Kaitlyn- QHST senior said...

When we talked about AP courses in class everyone said that the teachers cram months of imformation into a couple classes and there is no discussions, but from what i've heard from friends that's not true. A lot of my friends take AP courses and they told me that they do have a lot of time for discussing the topics they learned about. They don't go as in depth as we do in our school, but their teachers don't try to cram a lot of imformation into their heads as Mr. Brown said they do. I don't think that schools necessarily need AP courses, but courses that fully engage a student and make them well-rounded. I mentioned that there have been many times when i wished i had a different class because kids with behavior problems took up the teachers time and we didn't learn much. I come to school for myself and only myself, i'm not there to help the person next to me get into college. If i could get rid of every kid in all my classes with behavior issues (which you don't see as many in AP courses) i would be very happy, because i'd know that we had a chance to learn just as much as kids in AP courses. I agree with what everyone said before me that our school would be very different with AP courses, but i think our school needs to work out the kinks that come with group work and mixed ability classes because they sometimes fail even if the administrators do not want to admit it. But for the classes that fail is it the students or the teachers fault? I don't have an answer for that but maybe someone else will. It was also mentioned in class how the regents exams that we take are just like AP courses in the aspect that we cram for a test that we have to pass and we sometimes run out of time for the discussions and group work that our school is known for. I agree with that because if you think about it they really are the same (cram and pass). I think that like getting rid of early decision, Scarsdale will have many other school districts following in its footsteps by getting rid of AP courses.

Superfly said...

In response to Kate's comment about getting rid of kids with behavior issues and going to school only for herself, isn't helping the kid next to you helping yourself as well? Is that not the whole premise of QHST? For students to not learn solely from the teacher? Are we not supposed to be teaching and learning each other as well?

~joanna vogel

nyshee l QHST senior said...

Q.H.S.T wouldn't be the same. THe school is base on helping one other and commucation to the teachers and enjoying our high school lives. Since in scarsdale schools was base on the ap classes the district and parents are not going to agree on this but are going to have to deal with so there child can go to school and get a education. college board defends this product because of the education and to real life skills so than the money and college board can take money from you like taking candy from a baby.

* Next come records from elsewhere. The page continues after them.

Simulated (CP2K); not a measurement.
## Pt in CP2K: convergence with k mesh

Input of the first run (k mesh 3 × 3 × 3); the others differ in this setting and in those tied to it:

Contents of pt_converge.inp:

high school senior Corrie R said...

Being a senior at the Queens High School of Teaching I can not imagine having AP courses and exams given at my school. If there were the whole character and uniqueness of this school would be tainted. At the Queens High School of Teaching there is a diverse environment, whether it is race, religion, culture, and intelligence. At QHST (Queens High School of Teaching) you get a good sense about how to deal with people. If we had AP courses you wouldn’t get that because you aren’t around a big mix of different people, in the real world you will encounter different people and you will need to learn how to cope with them. At QHST you feel as an equal because everyone gets treated with the same amount of respect, not just the “smart” ones. I also believe that AP courses can be boring. Who wants to hear a teacher go on and on throwing nothing but facts and dates at you? I know I don’t. In order for me to focus in class I need class discussion or class interaction and you don’t get that in an AP class. I also believe that I am just as prepared for college as any AP student just from the lessons we learn in class. Many colleges don’t even look at AP courses and exams so why stress yourself in high school save that for college.


I also think that the College Board shouldn’t have the right to tap into a teacher’s lesson and tell the teacher what the students should be learning in class. As Carolina and Christine said they are (College Board) is a business and is just worried about the money they’re going to get not the education of the students.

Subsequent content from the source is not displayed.